Companies generally grant stock options to employees, consultants, or non-employee directors to align their compensation with an increase in company value over time. Prior to the adoption of Section 409A of the Code (“Section 409A”), companies often granted options with an exercise price that was less than the fair market value of the common stock on the date of grant. The enactment of Section 409A, however, greatly reduced the practice of granting discounted options to service providers in the U.S. (“U.S. Service Providers”), because to avoid a 20% additional tax on the options, the options must either be compliant with Section 409A and only exercisable on a Section 409A permissible payment event (i.e., death, disability, separation from service, change in control, a fixed date or fixed schedule), or only exercisable during the short-term deferral period (as discussed in more detail below).
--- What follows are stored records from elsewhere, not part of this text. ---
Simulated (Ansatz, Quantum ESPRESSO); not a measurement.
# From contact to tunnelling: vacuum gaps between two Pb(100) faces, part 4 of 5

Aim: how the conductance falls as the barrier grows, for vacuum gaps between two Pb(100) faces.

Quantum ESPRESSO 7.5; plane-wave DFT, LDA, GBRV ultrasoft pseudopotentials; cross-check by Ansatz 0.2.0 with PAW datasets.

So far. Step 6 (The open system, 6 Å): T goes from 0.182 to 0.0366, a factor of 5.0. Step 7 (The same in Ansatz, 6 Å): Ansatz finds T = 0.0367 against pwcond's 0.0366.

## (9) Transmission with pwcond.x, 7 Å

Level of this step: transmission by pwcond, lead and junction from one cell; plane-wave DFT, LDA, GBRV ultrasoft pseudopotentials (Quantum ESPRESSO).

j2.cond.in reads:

Recently, however, the desire to grant discounted options to U.S. Service Providers has resurfaced, especially for global companies where its non-U.S. based employees often are able to receive discounted options under such foreign jurisdiction’s law. In the event a company wants to grant discounted stock options to its U.S. Service Providers, the company should first determine whether its equity plan actually permits the grant of discounted options and whether, if it is a publicly traded company, the exchange on which it is listed permits the grant of discounted options. Assuming both the plan documents and exchange permit the grant of discounted options, any discounted option would need to be structured to either comply with Section 409A or meet a Section 409A exception summarized below:
- Section 409A Compliance: U.S. Service Provider may only exercise the option on the earliest of the following permitted exercise dates: (i) death; (ii) disability; (iii) qualifying separation from service (as defined by Section 409A); (iv) qualifying change in control (as defined by Section 409A); or (v) fixed exercise date.
- Section 409A Exception: Under Section 409A’s short-term deferral exception, the option may only be exercisable up to 2½ months following the end of the tax year in which the vesting occurs (i.e., by March 15th for calendar year tax years).
Further, in order to comply with Section 409A, if the participant does not exercise the option in the tax year when it first becomes exercisable (or, if relying on the short-term deferral exception, in the short-term deferral period), then the option must be immediately forfeited. Due to the concerns and risks described above concerning granting discounted stock options to U.S. Service Providers, the safer approach is to either avoid the use of discounted stock options or to grant alternative equity awards that do not have the same Section 409A restrictions.